The scipy build I did seemed to not really run all tests and had some other problems. But in any case if someone wants to test if something is still affected by this change this diff may be a crude way to help, since it makes sure the strides are completely bogus if possible when otherwise they are too likely to just happen to be "right". (it creates a numpy failure, but that does not matter)
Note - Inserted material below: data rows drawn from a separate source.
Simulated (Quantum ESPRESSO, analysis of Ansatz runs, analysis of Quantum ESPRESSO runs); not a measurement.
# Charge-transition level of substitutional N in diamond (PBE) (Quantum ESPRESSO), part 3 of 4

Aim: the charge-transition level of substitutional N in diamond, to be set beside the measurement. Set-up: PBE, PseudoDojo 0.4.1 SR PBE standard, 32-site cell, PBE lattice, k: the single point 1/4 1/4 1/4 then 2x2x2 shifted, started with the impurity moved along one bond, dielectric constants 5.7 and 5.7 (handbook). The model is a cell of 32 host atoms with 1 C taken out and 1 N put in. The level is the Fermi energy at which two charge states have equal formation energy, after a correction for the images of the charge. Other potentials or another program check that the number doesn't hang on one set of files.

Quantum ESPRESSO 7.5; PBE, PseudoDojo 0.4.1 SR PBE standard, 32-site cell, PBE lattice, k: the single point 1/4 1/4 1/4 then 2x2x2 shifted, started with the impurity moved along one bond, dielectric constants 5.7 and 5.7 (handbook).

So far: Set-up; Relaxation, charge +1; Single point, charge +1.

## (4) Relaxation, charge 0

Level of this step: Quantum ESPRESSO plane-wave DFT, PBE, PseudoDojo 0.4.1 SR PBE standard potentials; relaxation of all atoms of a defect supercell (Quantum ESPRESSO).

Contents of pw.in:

diff --git a/numpy/core/src/multiarray/ctors.c b/numpy/core/src/multiarray/ctors.c
index ef6c40b..318deb5 100644
--- a/numpy/core/src/multiarray/ctors.c
+++ b/numpy/core/src/multiarray/ctors.c
@@ -3583,7 +3583,12 @@ _array_fill_strides(npy_intp *strides, npy_intp *dims, int nd, size_t itemsize,
     if ((inflag & (NPY_ARRAY_F_CONTIGUOUS|NPY_ARRAY_C_CONTIGUOUS)) ==
                                             NPY_ARRAY_F_CONTIGUOUS) {
         for (i = 0; i < nd; i++) {
-            strides[i] = itemsize;
+            if (dims[i] != 1) {
+                strides[i] = itemsize;
+            }
+            else {
+                strides[i] = 12839184;
+            }
             if (dims[i]) {
                 itemsize *= dims[i];
             }
@@ -3601,7 +3606,12 @@ _array_fill_strides(npy_intp *strides, npy_intp *dims, int nd, size_t itemsize,
     }
     else {
         for (i = nd - 1; i >= 0; i--) {
-            strides[i] = itemsize;
+            if (dims[i] != 1) {
+                strides[i] = itemsize;
+            }
+            else {
+                strides[i] = 12839184;
+            }
             if (dims[i]) {
                 itemsize *= dims[i];
             }
diff --git a/numpy/core/src/multiarray/flagsobject.c b/numpy/core/src/multiarray/flagsobject.c
index ef04bdb..f284292 100644
--- a/numpy/core/src/multiarray/flagsobject.c
+++ b/numpy/core/src/multiarray/flagsobject.c
@@ -110,6 +110,9 @@ _UpdateContiguousFlags(PyArrayObject *ap)
             PyArray_ENABLEFLAGS(ap, NPY_ARRAY_F_CONTIGUOUS);
             return;
         }
+        if (dim == 1) {
+            PyArray_STRIDES(ap)[i] = 12839184; /* complete nuts value */
+        }
         if (dim != 1) {
             if (PyArray_STRIDES(ap)[i] != sd) {
                 is_c_contig = 0;

@stefanv
Copy link
Contributor
stefanv commented Nov 7, 2012

It's a bit scary to use arbitrary "magic" values like that, isn't it?

@seberg
Copy link
Member Author
seberg commented Nov 7, 2012

@stefanv of course its bogus?! But it is just to try if there is anything broken by the fact that arbitrary values could be set, not anything to actually use, its a hack. I just put in random stuff large enough that I thought it should create a segmentation fault in any normal testing. The value should not matter much anyway that purpose as long as its larger then itemsize.

@pv
Copy link
Member
pv commented Nov 8, 2012 8000

Using MAX_INT or another recognizable constant would be better practice --- someone will eventually look at the strides and waste time wondering what is going on.

@seberg
Copy link
Member Author
seberg commented Nov 8, 2012

Anyway... What I would like to know if I need to undo the behaviour change from this PR or (at least for now) not.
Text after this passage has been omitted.